How to collect money your business is owed

How to collect money your business is owed

When you have carried out work or provided goods you should be able to collect the money your business is owed without issues.

Sadly, around 50,000 businesses close every year due to late payments, according to the Federation of Small Businesses. A lack of cash flow can ruin a business and if you are having problems, you’re not alone.

What should you do?

Some people decide to fight for the money but others often decide to give up after a while. Which is the best course of action? There are many factors and steps to this process.

For any business deal, the terms of payment should be agreed before the work is carried out. That way, should there be a conflict later on, the terms can be referred to and hopefully resolved.

Standard payment would be upon 30 days of sending out an invoice, but this varies. Some smaller, self-employed sole traders might require payment sooner. Some require 50 per cent before the work is carried out. It all depends on what deal you strike with the customer.

Whatever it is, it should be written down and recorded, so it’s there for all to see should any problems arise.

You might also want to include some terms and conditions about what will happen if payment isn’t made on time. This will add further weight to your dispute later down the line. Getting it signed is essential to avoid issues later.

How to collect money your business is owed


Don’t apologise about chasing for money. If you haven’t been paid, you have every right to ask why. Start by sending a gentle reminder; perhaps an admin error or a forgetful administrator is the reason you haven’t got the cash yet. But if your calm tone doesn’t work, don’t be afraid to pick up the phone and find out what’s going on.


A good way to prompt payment is to hold off on any new work. Write to the customer and explain you won’t be doing any more work until the invoice is paid. This is often referred to as a credit hold whereby work stops due to a lack of payment. In many cases this will often be enough for the customer and payment will swiftly follow.

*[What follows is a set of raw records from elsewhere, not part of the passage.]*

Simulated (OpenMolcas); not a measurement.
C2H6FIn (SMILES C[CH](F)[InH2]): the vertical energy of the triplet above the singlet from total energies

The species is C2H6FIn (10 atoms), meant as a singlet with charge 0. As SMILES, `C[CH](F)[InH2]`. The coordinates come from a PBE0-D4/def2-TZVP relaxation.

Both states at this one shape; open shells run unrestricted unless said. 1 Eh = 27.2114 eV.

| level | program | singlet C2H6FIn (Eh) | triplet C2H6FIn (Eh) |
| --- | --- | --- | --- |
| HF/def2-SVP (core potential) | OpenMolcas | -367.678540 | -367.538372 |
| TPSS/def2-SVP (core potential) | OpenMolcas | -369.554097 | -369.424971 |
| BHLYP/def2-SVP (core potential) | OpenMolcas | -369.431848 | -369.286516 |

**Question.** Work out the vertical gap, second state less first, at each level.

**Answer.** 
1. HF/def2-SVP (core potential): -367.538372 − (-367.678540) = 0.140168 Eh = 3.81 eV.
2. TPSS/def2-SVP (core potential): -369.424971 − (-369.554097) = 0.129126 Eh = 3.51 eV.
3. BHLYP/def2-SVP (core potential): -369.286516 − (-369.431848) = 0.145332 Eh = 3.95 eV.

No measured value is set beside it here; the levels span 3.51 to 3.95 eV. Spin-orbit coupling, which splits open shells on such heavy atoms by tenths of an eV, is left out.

If you still haven’t been paid, it’s time to issue a final notice. This highlights to the customer that if they don’t pay promptly, legal action will follow. If this still doesn’t bring forth payment, you have two options – you either go to small claims court or you enlist a debt collection agency.

Both ways take time and possibly money so should be avoided if you can. But if you are having no luck with the normal methods, there is absolutely nothing wrong with going down this route.

Don’t forget, if you’ve done the work, you deserve to be paid. And you shouldn’t apologise for that!